Deep dive Intel has taken its Skylake cores, attached some extra cache and vector processing stuff, throw in various other bits and pieces, and packaged them up as Xeon CPUs codenamed Purley.
In an attempt to simplify its server chip family, Chipzilla has decided to rebrand the components as Xeon Scalable Processors, assigning each a color depending on the sort of tasks they're good for. It's like fan club membership tiers. There's Platinum for big beefy parts to handle virtualization and mission-critical stuff; Gold for general compute; and Silver and Bronze for moderate and light workloads.
Before we get stuck in, here's a summary of the base specifications, compared to last year's Broadwell-based Xeon E5 v4 gang, plus the system architecture and socket topology. You'll notice not only is there an uptick in core count to boost overall performance, there's a mild leap in power consumption, too...
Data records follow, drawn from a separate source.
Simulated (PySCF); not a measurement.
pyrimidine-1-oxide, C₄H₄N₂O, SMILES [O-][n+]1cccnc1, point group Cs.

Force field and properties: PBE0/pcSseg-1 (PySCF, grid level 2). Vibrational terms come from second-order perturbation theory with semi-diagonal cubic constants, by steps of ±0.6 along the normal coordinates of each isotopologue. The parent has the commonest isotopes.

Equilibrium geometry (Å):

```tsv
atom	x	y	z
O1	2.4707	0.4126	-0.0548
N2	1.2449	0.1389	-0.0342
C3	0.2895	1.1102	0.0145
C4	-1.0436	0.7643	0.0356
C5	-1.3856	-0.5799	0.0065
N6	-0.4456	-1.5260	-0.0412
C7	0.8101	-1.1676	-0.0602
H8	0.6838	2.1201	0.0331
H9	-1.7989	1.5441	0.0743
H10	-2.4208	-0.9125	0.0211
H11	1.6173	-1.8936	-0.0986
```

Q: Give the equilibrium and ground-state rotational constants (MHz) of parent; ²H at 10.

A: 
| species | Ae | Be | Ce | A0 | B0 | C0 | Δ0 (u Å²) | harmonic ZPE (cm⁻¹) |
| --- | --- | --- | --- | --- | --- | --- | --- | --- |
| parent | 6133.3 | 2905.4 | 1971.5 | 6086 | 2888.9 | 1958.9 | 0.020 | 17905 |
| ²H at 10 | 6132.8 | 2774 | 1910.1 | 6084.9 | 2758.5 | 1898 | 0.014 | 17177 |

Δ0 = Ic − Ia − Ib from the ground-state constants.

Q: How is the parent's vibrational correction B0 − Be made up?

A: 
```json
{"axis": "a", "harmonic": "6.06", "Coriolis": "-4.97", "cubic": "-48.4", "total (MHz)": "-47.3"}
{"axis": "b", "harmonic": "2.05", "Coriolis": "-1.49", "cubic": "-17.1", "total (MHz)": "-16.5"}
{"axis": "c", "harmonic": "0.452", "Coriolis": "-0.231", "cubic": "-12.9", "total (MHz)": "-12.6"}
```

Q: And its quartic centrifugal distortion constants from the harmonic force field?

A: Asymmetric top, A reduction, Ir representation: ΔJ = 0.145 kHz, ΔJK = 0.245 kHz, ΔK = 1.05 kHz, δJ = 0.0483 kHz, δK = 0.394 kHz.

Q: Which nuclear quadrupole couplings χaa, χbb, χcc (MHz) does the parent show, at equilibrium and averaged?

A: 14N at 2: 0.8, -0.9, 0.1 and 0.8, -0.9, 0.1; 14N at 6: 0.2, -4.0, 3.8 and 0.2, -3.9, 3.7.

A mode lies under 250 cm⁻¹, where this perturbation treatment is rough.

And here's Intel's slide laying out the main changes between the Skylake desktop cores and the Skylake cores in the Scalable Processor packages – AVX-512 vector processing, and more L2 cache, plus some other bits, basically. The ports in the diagram below refer to ports from the out-of-order instruction scheduler that feeds instructions into the core's various processing units – see the microarchitecture diagram on the next page for a wider context.
So let's look at what you can now order, or at least enquire about, from today:
Xeon Platinum 81xx processors
Up to 28 cores and 56 hardware threads, can slot into one, two, four or eight sockets, can clock up to 3.6GHz, and each has 48 PCIe 3.0 lanes, six memory channels handling 2666MHz DDR4 and up to 1.5TB of RAM, up to 38.5MB of L3 cache, three UPI interconnects, AVX-512 vector processing with two fused multiple-and-add units (FMAs) per core. The power really depends on the part, going all the way up to about 200W.
Xeon Gold 61xx processors
Up to 22 cores and 44 hardware threads, can slot into one, two or four sockets, can clock up to 3.4GHz, and each has 48 PCIe 3.0 lanes, six memory channels handling 2666MHz DDR4 and up to 768GB of RAM, up to 30.25MB of L3 cache, three UPI interconnects, AVX-512 vector processing with two FMAs per core. The power really depends on the part, going all the way up to about 200W.
Xeon Gold 51xx processors
Up to 14 cores and 28 hardware threads, can slot into one, two or four sockets, can clock up to 3.7GHz, and each has 48 PCIe 3.0 lanes, six memory channels handling 2400MHz DDR4 and up to 768GB of RAM, up to 19.25MB of L3 cache, two UPI interconnects, AVX-512 vector processing with a single FMA per core. The power really depends on the part, going up to about 100W.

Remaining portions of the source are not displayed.